FCC overturns net neutrality

Thursday 14 December 2017 | 20:17 CET | News
Update: 15 December 2017 | 11:03 CET

The Federal Communications Commission has overturned net neutrality rules, saying the regulatory framework will go back to the “light-touch” that allowed the internet to flourish for nearly 20 years. The rules were voted in in 2015, also to increase transparency requirements for consumers. The FCC said the new vote also covers “robust” transparency requirements that will work for consumers and help government better oversee the conduct of broadband providers.

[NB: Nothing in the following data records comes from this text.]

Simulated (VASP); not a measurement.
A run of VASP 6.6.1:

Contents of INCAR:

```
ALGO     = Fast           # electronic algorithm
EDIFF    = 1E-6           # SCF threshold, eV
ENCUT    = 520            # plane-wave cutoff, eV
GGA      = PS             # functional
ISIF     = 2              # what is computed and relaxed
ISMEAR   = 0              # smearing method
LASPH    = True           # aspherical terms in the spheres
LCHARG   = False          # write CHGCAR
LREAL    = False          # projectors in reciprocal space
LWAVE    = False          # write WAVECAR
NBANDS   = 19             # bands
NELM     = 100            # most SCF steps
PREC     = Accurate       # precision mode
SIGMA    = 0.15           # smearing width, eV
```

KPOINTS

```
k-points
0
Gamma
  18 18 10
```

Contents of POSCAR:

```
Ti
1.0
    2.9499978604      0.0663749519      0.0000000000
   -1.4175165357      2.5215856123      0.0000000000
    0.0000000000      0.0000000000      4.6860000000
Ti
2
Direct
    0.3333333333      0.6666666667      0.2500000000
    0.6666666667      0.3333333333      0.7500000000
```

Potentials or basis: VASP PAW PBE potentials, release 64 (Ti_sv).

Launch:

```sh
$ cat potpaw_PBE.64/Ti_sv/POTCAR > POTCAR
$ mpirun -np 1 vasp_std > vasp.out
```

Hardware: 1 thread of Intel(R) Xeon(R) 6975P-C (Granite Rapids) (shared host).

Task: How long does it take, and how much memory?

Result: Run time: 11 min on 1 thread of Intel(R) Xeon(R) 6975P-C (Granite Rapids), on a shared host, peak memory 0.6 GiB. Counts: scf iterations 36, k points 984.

The FTC back in charge of internet, consumer protection

 In particular, the FCC’s action restores the jurisdiction of the Federal Trade Commission to act when broadband providers engage in anticompetitive, unfair, or deceptive acts or practices. Broadband consumer protection will also go back to the FTC. The FTC, an independent agency of the government, was established in 1914 to promote consumer protection and prevent anticompetitive behaviour. It cannot punish violators but can issue cease and desist orders, and argue cases in courts. Its remit covers all products and advertising, as well as the do-not-call-registry act. 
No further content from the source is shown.